18

Trying to do an hourly incremental backup of a single Postgres server (Win7 64).

I have the following setup in postgresql.conf:

max_wal_senders = 2
wal_level       = archive
archive_mode    = on
archive_command = 'copy "%p" "c:\\postgres\\foo\\%f"'

(restart)

I did a base backup with pg_basebackup -U postgres -D ..\foo -F t -x

Which made a big base.tar file in the foo folder and added some 16,384 KB files, which I assume are WALs.

What I don't understand is why the WALs in foo don't change. The WALs in data/pg_xlog change. Is pg not supposed to copy them over? How does it decide to do so?

Perhaps I need to set archive_timeout=3600 ?

I've seen several sites (pg's mailing lists, bacula's postgres page) that say you need to call pg_start_backup() and pg_stop_backup(), but I believe that those are not required. Is that true?

Secondary questions:

  1. How often do the WALs in data/pg_xlog get written? What triggers a write?

    It seems to update a WAL if I do some DML then \q in psql. Or edit a table in pgAdmin then close the window. I figured it would write on commit.

  2. Best practices? pg_basebackup once a week? Archive WALs to same machine as PG or a remote machine?

Neil McGuigan
  • 7,653
  • 3
  • 36
  • 52

2 Answers2

8

There is an existing tool that'll help you a great deal, WAL-E. It provides an archive_command and restore_command for PITR to S3.

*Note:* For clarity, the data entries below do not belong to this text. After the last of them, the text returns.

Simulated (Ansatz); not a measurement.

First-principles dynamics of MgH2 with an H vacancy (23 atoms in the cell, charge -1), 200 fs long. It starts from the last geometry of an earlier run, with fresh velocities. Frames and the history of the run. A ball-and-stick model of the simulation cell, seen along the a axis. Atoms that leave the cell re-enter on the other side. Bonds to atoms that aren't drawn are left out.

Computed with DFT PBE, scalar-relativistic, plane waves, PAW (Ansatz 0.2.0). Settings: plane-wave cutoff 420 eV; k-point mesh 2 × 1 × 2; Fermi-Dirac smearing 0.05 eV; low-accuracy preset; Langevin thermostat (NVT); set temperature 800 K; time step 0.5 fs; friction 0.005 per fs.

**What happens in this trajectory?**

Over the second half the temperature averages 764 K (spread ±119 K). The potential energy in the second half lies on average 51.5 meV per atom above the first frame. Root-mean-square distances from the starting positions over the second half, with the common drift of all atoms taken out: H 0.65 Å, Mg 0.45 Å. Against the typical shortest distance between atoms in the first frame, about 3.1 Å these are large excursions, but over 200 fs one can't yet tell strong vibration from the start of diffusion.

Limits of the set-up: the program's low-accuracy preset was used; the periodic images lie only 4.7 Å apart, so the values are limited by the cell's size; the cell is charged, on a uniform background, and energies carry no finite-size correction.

There are no commands to do incremental or differential logical backups. pg_dump can't take an incremental or differential. The only way to do that is via log archiving.

In theory you could take a new full backup, do a binary diff between it and the last backup, and upload the diff. This strikes me as a fragile and inefficient way to do things, though, and I really wouldn't recommend it.

Additionally, PgBarman supports integration with S3 via hook scripts, and will automate much of the backup rotation and management for you. Again, this may not be an option on Windows.

Craig Ringer
  • 51,279
  • 3
  • 136
  • 175
5

You want to do an incremental backup of the archive folder to remote storage.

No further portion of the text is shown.